It is perhaps interesting to note that while it is not all science subjects have dismal performance it is at the same time a cause for concern as government is trying to strengthen science and heighten interest in science as a base for economic diversification and a direct tackle to the existing skills mismatch.
Research not only in Botswana but worldwide has over the time revealed that society tend to have a negative attitude and perception towards Mathematics and Science which end up translating in the number of students with interests to pursue maths and science related courses at tertiary institutions.
In Botswana, in fact almost all careers falling under the science sector have been categorised as scarce skilled careers, and thus government has to pay professionals a little extra as incentives to attract them into the industry.
However a number of students who this publication interviewed recently revealed that they have interest in pursuing science related subjects. Most indicated that due to access to career guidance in their respective schools they had been able to have a change of heart and are now willing to give a career in science related fields a shot.
With the advent of technology, advice on selecting courses in science and math, are vastly available online and on other platforms hence students no longer have to rely on their teachers to know whether they can give science related courses a try.
Institutions offering science related courses are also coming up with ways to increase and attract more numbers of students to venture into science and change negative perception towards science. In America for example some universities have lowered the high requirements that were initially demanded of aspiring students of science.
The revised national policy on education (1994) highlights the value of science and technology in the education system. Motlhabane said Africa Science Circus will thus provide a vehicle for achievement of the said national policy.

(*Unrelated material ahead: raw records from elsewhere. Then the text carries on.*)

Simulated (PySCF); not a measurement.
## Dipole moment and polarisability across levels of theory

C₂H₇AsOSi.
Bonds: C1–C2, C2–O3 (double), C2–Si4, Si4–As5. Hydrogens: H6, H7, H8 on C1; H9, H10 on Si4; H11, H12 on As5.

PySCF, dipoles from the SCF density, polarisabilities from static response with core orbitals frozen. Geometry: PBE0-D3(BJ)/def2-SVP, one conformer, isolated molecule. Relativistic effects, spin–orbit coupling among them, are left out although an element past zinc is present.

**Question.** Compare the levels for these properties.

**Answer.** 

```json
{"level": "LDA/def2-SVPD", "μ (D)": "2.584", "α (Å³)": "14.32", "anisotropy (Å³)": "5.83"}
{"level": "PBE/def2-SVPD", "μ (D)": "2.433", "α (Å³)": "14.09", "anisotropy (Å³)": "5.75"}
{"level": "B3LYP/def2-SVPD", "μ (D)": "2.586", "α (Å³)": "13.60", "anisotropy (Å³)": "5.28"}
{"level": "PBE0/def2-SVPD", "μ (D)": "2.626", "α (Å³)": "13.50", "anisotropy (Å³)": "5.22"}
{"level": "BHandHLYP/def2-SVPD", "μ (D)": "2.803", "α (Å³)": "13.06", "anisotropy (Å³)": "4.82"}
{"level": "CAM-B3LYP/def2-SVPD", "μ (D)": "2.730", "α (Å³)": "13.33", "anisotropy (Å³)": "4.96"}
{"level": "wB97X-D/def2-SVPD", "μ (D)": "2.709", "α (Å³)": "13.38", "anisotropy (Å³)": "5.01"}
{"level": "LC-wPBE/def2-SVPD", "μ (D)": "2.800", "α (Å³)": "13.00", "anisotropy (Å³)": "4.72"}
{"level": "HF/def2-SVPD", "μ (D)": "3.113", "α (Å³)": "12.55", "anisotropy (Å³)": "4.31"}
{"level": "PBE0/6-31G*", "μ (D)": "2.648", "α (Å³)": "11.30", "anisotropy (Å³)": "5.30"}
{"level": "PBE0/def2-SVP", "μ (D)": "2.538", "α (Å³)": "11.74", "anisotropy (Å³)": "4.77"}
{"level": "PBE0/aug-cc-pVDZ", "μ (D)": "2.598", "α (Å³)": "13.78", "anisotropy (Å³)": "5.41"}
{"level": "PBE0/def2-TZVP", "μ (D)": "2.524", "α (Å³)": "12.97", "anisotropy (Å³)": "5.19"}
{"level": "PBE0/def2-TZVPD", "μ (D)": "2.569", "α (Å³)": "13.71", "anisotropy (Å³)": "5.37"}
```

He explained that BIUST through this initiative will reach out to the ordinary Motswana especially in the rural areas who in most cases are the worst affected by misconceptions related to science and technology. After the first phase of the tour is concluded, the university will then embark on another tour on dates to be communicated.
BIUST Marketing & Communications Manager Keoagile Rafifing explained that though they had partnered with the above mentioned Australian institutions, BIUST has entered into Memorandums of Understanding with several other science and technology based institutions locally, regionally and internationally. “It is imperative for us to form such partnership especially because our focus is more on research based training,” he said.